23. But the hour cometh. Now follows the latter clause, about repealing the worship, or ceremonies, 8181     “C’est a dire, des ceremonies.” prescribed by the Law. When he says that the hour cometh, or will come, he shows that the order laid down by Moses will not be perpetual. When he says that the hour is now come, he puts an end to the ceremonies, and declares that the time of reformation, of which the Apostle speaks, (Hebrews 9:10,) has thus been fulfilled. Yet he approves of the Temple, the Priesthood, and all the ceremonies connected with them, so far as relates to the past time. Again, to show that God does not choose to be worshipped either in Jerusalem or in mount Gerizzim, he takes a higher principle, that the true worship of Him consists in the spirit; for hence it follows that in all places He may be properly worshipped.
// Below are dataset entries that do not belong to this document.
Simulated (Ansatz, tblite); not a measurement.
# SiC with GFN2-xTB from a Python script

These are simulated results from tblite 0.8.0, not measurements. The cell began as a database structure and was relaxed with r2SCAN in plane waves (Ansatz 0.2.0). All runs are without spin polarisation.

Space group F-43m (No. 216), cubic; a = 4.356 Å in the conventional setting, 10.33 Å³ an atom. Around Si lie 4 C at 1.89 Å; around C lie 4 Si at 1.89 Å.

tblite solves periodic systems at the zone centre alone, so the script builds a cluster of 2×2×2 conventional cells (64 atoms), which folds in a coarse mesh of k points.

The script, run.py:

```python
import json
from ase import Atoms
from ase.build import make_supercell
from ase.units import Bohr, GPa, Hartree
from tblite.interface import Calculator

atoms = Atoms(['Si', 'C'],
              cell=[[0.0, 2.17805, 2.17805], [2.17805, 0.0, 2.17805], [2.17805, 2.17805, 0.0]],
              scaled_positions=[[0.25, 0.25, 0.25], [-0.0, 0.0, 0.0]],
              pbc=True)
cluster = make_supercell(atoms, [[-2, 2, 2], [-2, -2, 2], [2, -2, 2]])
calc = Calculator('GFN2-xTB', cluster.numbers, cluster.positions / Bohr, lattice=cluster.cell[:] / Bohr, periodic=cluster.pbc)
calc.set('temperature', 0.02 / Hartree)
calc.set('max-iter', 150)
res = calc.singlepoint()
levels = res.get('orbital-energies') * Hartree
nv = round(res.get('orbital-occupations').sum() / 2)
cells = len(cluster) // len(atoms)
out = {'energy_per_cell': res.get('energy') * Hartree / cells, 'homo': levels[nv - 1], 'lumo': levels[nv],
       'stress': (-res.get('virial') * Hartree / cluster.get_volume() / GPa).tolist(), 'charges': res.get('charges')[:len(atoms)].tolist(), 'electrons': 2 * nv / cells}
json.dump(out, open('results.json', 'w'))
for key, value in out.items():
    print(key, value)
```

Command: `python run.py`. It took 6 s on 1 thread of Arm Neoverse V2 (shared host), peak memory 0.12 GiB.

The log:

But the first inquiry which presents itself here is, Why, and in what sense, is the worship of God called spiritual? To understand this, we must attend to the contrast between the spirit and outward emblems, as between the shadows and the truth. The worship of God is said to consist in the spirit, because it is nothing else than that inward faith of the heart which produces prayer, and, next, purity of conscience and self-denial, that we may be dedicated to obedience to God as holy sacrifices.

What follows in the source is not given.